It’s been just over a week since arriving in the Kingdom. A friend asked me if it feels like home or if we are regretting it…and my response has to be that it feels like a new home, and I am definitely not regretting anything.

Of course, London is not Cape Town. We are not in Kansas anymore Toto! London is a much bigger city, a fascinating blend of old and new – much older than we have in CT and much newer (or at least more in-your-face modern). I’m not saying it’s better, but the differences are helping to keep me entertained and distracted from the spiraling black hole of missing friends and family that would suck me in if I let it. For now, at least.

One difference that has already occupied a good few hours of my time has been the grocery stores. I’ve been to Tesco’s, Sainsbury’s and a few little green grocers and have found myself lost in a sea of new products and branding that I don’t recognize. Choosing bread and milk has become a new challenge – which one is most likely to be the one we would want? Which yogurt cup will keep my kid satisfied and fill him up with the most goodness possible? These are the kinds of conundrums occupying my frazzled, fresh-off-the-plane brain while Husband battles the hordes of commuters in and out of London City.

Tea, thus far, is a problem child. I have not found one that matches Five Roses but to be fair I’ve only tried 2 unknown brands. It might take a while till I find my tea fix. But you know me – never been one to shy from a good shopping spree! Even if it is just a grocery store.

Figuring out the metric vs imperial system, and what is used when, is quite a difference. The only ‘pint’ I’ve managed to get my head around just yet is the kind made from apples and served in a glass…but more on that later.

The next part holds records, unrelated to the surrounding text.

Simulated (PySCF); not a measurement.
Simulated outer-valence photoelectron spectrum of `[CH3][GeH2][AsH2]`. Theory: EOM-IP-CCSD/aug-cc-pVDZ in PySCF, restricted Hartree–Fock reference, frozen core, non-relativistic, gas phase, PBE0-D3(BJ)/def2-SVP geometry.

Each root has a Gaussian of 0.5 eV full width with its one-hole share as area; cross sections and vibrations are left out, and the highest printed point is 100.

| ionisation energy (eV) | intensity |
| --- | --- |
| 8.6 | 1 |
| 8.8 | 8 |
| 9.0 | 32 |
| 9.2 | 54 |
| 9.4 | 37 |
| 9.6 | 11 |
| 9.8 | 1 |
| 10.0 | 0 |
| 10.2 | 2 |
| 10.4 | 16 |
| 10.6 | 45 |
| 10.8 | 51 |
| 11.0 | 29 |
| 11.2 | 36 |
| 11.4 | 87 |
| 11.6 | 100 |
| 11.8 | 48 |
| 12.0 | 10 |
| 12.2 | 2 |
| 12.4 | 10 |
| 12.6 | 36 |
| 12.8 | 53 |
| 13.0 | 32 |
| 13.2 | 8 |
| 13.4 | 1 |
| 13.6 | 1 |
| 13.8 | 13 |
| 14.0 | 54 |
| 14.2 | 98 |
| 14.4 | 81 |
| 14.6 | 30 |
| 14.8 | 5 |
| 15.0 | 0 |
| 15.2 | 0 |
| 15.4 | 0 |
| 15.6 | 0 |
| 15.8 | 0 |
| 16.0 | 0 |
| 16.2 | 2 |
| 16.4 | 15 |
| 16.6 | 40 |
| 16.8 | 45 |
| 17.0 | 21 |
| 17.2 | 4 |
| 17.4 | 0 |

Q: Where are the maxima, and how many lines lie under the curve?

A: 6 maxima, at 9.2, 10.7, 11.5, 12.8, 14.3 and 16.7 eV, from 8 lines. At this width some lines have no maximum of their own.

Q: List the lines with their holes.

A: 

Another difference, and I make no apologies for this, is the weather. Yes yes, of course I’m going to talk about the weather. It’s very English to talk about the weather.

Seriously. THIS WEATHER?! It’s going to take some getting used to. I’ve learnt that while a typically Capetownian week can include all 4 seasons, that phenomenon is much more pronounced here. Our first week in London had a beautifully clear sunny day where we actually got sunburnt (not sunburnt like African sunburnt – rose kissed like English sunburnt. It’s very sweet), an overcast ‘Cape Town Winter’ spitty day, a Joburg 4pm thunderstorm complete with lightning and downpours day, a hot and humid Durban day where the floors were sticky and the toilet paper turned limp…and everything in between. We even used the indoor heating one day! All in a week. I’ve very quickly learnt not to leave the house without a brolly no matter what the sky looks like, and that eating dinner at 10pm is totally normal (because it stays light so late that you think it’s only 7.30pm and then realize CRAP the kid was meant to be in bed 2 hours ago and no wonder he’s been acting up!)

The transport has been a welcome difference. Even though taking busses and trains felt slightly intimidating at first, that’s only because I’m not used to it. It’s been great – so convenient, fast and not too expensive. We aren’t traveling very far, so I find that in and around where we are staying has been very fairly priced. No car, no problem! I don’t think I’ll be rushing to re-create my old country road habits too soon and will enjoy the public transport as much as possible.


The lovely huge open parks have been a welcoming carpet laid out for me when I feel that I’m missing my beloved Sea Point promenade, and I’ve taken walks with the littley as often as possible, finding ponds with ducklings and taking shoes off because ons is mos Suid Aaafrik’n.

A surprising difference has to be the fact that I’m not used to having windows with no burglar bars, and so when I leave a room, I can’t help feeling a little unsettled if the windows are left open. Fortunately we are on the second floor in our short-term rental, so I’m satiating my nerves by telling myself would-be criminals can’t scale walls that easily, but I’m certainly not ready to leave the house without shutting and bolting everything, or go to bed at night with the breeze free to flow in on us.

Besides, there are foxes here. FOXES! And I’ve seen one jump the garden wall, so doors stay firmly shut.

The foxes are adorable to watch (from my safe, second floor shut kitchen window) and I’ve managed to get a few photo’s after realizing that they come out at about the same time every evening, sniffling round the back yard for scraps. They must come out in the midnight hours too, because one got into the trash which I hadn’t secured properly in the wheely bin, and I had to rush down at 6.30am the following morning in my pj’s to pick up the debris and nappies strewn everywhere before any of the neighbours could complain. Lesson learnt!


For all the differences there have been a few sames. First weekend, we had lunch with good friends visiting from SA who taught me to take a chance on a cider (and unknowingly instigated my new mission to find my favourite cider in England…which is no small or easy task as anyone who has ever visited the Island will know.) And on the second weekend we had a visit from good SA friends who have been living here for over 10 years now, and who taught us it’s ok to go out in the rain. So we did. For a lovely pub lunch. And we didn’t melt. Spending time with our familiar accented counterparts, drinking wine and cider and enjoying the general ambiance of food and friends made me feel more at home than anything else. And having my WhatsApp constantly pinging, 2 Skype dates with the old country, a phone call with my brother who has been local for a year already, and a few phone calls to good old MTN to try sort out my SA number (while my blood boils as I’m put on hold YET again or palmed off to another department YET again and still no one can do the migration from contract to pay-as-you-go…..gggrrrrrrr) has kept me feeling as homely as though I never left.